-4

How to convert a string in list into url ? I try url.parse, but it didn't work.

!pip install selenium
from urllib.parse import urlparse
from urllib.parse   import quote
from urllib.request import urlopen
import time

browser = webdriver.Chrome(executable_path='./chromedriver.exe')
wait = WebDriverWait(browser,5)
output = []
for i in range(1,2): # Iterate from page 1 to the last page
    browser.get("https://tw.mall.yahoo.com/search/product?p=%E5%B1%88%E8%87%A3%E6%B0%8F&pg={}".format(i))
    
 wait.until(EC.presence_of_element_located((By.XPATH,"//ul[@class='gridList']")))


    product_links = browser.find_elements(By.XPATH,"//ul[@class='gridList']/li/a")
    
     
    for link in (product_links):
        print(f"{link.get_attribute('href')}")
        output.append([link.get_attribute('href')])


for b in output[:3]:
    print(b)

The total code above, I try to make the string into url. But it doesn't work.

  • Where is `url` defined? – James Nov 26 '21 at 15:40
  • There is no `url` module in the standard library. There is a `urllib`. Its a package with a parsing submodule. `import urllib.parse` then using `urllib.parse.urlparse` works. Also, `b` is assigned a list with 1 element. You'll want to reference it as `b[0]`. Those other two lists aren't assigned to any variable, they will just be discarded as soon as they are cresated. – tdelaney Nov 26 '21 at 15:51
  • your snippet is still not reproducible and very divergent from your original snippet. – Tibebes. M Nov 26 '21 at 15:52
  • 1
    Wait a second, that's a completely different script and it doesn't even use `url.parse`. That invalidates all of the answers so far. – tdelaney Nov 26 '21 at 15:53

4 Answers4

1

I think what you're trying to do is :

// importing library 
from urllib.parse import urlparse

// putting the link in a list 
b = [['https://tw.mall.yahoo.com/item/p033088522688']
['https://tw.mall.yahoo.com/item/p0330103147501']
 ['https://tw.mall.yahoo.com/item/p033097510324']]

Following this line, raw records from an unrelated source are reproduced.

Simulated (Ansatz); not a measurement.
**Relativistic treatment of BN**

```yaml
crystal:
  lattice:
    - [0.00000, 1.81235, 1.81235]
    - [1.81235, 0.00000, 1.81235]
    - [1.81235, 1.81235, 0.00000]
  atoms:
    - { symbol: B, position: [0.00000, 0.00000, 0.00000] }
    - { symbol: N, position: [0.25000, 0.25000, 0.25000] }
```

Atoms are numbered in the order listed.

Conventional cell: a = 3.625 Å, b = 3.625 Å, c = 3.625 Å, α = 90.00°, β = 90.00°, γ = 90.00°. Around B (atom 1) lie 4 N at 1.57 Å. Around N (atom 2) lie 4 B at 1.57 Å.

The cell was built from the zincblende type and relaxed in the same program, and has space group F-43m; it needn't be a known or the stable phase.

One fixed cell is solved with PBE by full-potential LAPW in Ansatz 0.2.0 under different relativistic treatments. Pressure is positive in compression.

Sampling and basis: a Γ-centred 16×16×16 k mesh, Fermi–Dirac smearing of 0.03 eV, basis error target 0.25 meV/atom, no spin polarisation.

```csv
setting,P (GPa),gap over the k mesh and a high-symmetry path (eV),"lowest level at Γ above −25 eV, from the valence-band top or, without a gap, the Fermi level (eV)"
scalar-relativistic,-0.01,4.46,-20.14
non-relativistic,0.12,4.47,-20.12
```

// going through each element of the list and parse them 
for i in range ( len (b)) : 
     print(urlparse(b[i]))
Madar
  • 196
  • 2
  • 15
1

That's not a list of urls, you can define that list like that:

b = ['https://tw.mall.yahoo.com/item/p033088522688', 'https://tw.mall.yahoo.com/item/p0330103147501', 'https://tw.mall.yahoo.com/item/p033097510324']

after that you need to iterate over the list to get each string using a for loop, then inside the loop you can parse the string as an url. Of course you first need to import the urlparse package.

from urlparse import urlparse

b = ['https://tw.mall.yahoo.com/item/p033088522688', 'https://tw.mall.yahoo.com/item/p0330103147501', 'https://tw.mall.yahoo.com/item/p033097510324']

for el in b:
    parsedUrl = urlparse(el)
    # do something with parsedUrl

You can find more about the urlparse lib here: https://pymotw.com/2/urlparse/

J0ker98
  • 447
  • 5
  • 18
0

Well, at first:

NameError: name 'url' is not defined

This error is being thrown because either you're not importing the correct library or there is no object with the name url.

Your variable b is a list of strings, from which you can access any element using b[index] where index is the position of the string in the list (e.g. b[0] results in https://tw.mall.yahoo.com/item/p033088522688 etc).

nTerior
  • 159
  • 1
  • 9
0

In python you define lists by putting a list of things between square brackets. Where you have gone wrong with this is that rather than list the urls seperated by commas you have defined them each as lists.

The reason for your current error (as eluded to in the comments) is likly due to not importing URL.

import urllib as url
urls = ['https://tw.mall.yahoo.com/item/p033088522688','https://tw.mall.yahoo.com/item/p0330103147501','https://tw.mall.yahoo.com/item/p033097510324']
for url_string in urls:
    print(url.parse(url_string))
jhylands
  • 984
  • 8
  • 16